Did you know that when you say hi to a dog, you’re more than likely scaring the heck out of it?
Yes, it’s true and I’m on a lifelong campaign to enlighten my fellow humans.
Here’s a polite human-to-human greeting: Two people walk to each other and meet face to face. They shake hands or make some sort of physical touch while making eye contact. They speak to each other.
Here’s some interesting facts about dogs you should know.
Head-on encounters generally means two dogs are threatening or challenging each other. Locked eye contact means, “the fight is on!” Physical touch is inappropriate unless it’s a nose buried in a butt. A dog that touches its head or mouth to the top or face of another dog’s head is making a dominant gesture. Vocalizations are not part of a dog’s greeting.
So when you walk straight toward a dog head-on, the dog sees you as confronting it. When you lock eye contact, the dog sees you threatening it. When you reach out to pet its head, the dog sees you trying to dominate it. Connect the dots. You’re freaking that dog out!
How do dogs introduce themselves in a polite manner?
They begin sending signals to each other from far distances away. If the signals are friendly, they may move closer together, traveling in half-circles to avoid head-on confrontations and making sure not to lock eyes.

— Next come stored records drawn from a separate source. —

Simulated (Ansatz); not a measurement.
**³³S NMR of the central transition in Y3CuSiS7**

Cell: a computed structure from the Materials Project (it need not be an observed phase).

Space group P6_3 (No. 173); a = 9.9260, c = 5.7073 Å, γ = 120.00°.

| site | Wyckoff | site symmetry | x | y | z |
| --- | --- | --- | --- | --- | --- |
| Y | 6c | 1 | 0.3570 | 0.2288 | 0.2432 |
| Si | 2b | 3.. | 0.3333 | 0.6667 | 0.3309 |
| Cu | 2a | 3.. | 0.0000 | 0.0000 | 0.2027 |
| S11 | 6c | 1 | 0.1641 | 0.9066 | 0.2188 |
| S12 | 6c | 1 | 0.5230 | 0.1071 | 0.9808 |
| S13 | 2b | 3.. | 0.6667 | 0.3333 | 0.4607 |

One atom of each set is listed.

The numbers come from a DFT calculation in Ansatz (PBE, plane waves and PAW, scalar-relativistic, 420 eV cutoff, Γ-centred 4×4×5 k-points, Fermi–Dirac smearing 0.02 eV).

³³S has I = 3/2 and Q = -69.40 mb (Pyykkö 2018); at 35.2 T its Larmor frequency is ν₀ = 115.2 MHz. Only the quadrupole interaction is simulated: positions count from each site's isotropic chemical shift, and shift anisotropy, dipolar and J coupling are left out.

If all the signals being sent between the dogs are friendly, they’ll move in for a proper sniff of one another’s rear-ends. Now they’ve been formally and politely introduced.
Dogs do grow accustomed to a human’s greeting and become very comfortable with greeting their owners and even other well-established canine friends in the human fashion.
However, we should not assume that a dog we do not know will accept our threatening and socially-unacceptable greeting.
Give new dogs the opportunity to sniff your pant leg before you overload them with “oohs” and “good boys” and lots of excited patting and eye contact.
It’s the polite thing to do.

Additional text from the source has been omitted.